Watching an Old Dog Sleep

Aspen Skye Hanntude McBounce

Aspen Skye Hanntude McBounce

It’s been a big morning, already. My almost 16-year-old dog peed in her crate again last night.  I bathed her, and rubbed her dry. She used to get antsy at bath time.  Now she likes her bath. She stands calmly in the sink as I spray warm water onto her back, tail, under her tail, and her belly. Meanwhile, she likes to sniff for left-over food that sometimes sits in the adjoining sink. Licking dried fried sausage remains from the night before is a special treat.  She happily allows me to massage soap into her coat, and rinse her off with warm water.

After her bath, my old dog begins her pacing ritual. She paces the length of our family room–one foot in front of another, slow and methodic. Back and forth. Back and forth. Not frantically, but endlessly, it seems, like a wind-up toy unwinding. With one arm, I lift her–14 pounds–onto the couch where she continues to wander. My younger dog gives a low growl and, disgusted, jumps off the couch to find peace in his crate.  He is mirroring my impatience.

How can I relax when my dog is pacing back and forth? I push her gently to her side and she doesn’t resist; I give her a massage. She closes her eyes, obviously enjoying the special treatment, but pops up as soon as I stop the massage, she jumps off the couch and wanders into the kitchen to drink some water. She returns to the family room where she again starts to pace. Finally, she stops. With an audible sigh, she lays down, her head, like a weight, drops between her front legs. A moment later, she moves her head to the right, gives a little, pig-like grunt, and closes her eyes.

Almost immediately, her ribs move up-down-up-down, slow and steady, like a sleeping baby. Then, with another grunt, this one more of a sigh/grunt, she moves her head to the left where she settles into the V created between her leg and chest. I know she is sleeping 15 seconds later when I hear a teeny, tiny almost inaudible wheeze, then a rumble. With a groan, she shifts her body onto her right side where her rhythmic breath exudes a slight snore. Fifteen minutes later, she is finally completely relaxed.

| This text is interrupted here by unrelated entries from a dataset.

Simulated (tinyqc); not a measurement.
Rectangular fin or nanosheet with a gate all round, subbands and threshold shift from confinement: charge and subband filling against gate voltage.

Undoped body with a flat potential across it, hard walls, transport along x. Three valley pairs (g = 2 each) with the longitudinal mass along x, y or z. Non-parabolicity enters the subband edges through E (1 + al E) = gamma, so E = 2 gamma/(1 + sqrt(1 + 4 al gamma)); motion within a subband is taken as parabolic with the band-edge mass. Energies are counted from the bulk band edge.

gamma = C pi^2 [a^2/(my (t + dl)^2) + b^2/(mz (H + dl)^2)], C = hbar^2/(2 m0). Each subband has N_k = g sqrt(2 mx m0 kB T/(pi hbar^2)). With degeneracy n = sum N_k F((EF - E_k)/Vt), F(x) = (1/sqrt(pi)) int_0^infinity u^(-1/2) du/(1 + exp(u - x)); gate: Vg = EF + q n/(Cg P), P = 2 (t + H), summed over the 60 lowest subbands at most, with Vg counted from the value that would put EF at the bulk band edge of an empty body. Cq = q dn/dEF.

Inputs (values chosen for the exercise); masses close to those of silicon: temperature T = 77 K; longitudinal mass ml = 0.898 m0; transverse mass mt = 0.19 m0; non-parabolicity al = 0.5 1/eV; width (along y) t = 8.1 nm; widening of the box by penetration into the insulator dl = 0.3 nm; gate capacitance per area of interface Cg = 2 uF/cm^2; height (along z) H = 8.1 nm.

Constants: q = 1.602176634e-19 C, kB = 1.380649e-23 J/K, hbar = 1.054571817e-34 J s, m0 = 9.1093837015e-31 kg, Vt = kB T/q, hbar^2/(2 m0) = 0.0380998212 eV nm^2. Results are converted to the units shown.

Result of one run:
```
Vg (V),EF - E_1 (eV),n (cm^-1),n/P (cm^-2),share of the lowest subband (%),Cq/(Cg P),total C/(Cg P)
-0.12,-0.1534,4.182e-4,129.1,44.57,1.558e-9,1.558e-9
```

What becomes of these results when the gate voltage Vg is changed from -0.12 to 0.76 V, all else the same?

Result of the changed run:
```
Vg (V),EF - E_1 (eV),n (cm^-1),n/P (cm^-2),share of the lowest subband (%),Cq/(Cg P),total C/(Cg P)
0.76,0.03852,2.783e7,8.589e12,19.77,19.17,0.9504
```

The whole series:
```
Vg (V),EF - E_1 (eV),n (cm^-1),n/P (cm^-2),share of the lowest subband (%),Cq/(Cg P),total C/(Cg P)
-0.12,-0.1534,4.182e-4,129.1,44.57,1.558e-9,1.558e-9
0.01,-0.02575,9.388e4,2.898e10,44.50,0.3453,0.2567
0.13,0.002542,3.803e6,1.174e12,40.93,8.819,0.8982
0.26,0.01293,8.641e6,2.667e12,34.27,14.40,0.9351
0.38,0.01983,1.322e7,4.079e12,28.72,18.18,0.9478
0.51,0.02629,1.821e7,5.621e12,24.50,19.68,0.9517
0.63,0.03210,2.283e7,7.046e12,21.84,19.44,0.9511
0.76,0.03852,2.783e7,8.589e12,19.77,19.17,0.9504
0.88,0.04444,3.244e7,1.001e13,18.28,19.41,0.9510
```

When I return from my errands in a couple of hours, she will still be sleeping.  I will let her out to relieve herself.  She will find a patch of sun and take another nap. She she will come back in and start pacing in the evening about an hour before she has her dinner.  I will lift her onto the couch and rub her back until she relaxes into slumber.

I hope that somebody cares for me like an old dog when I’m elderly.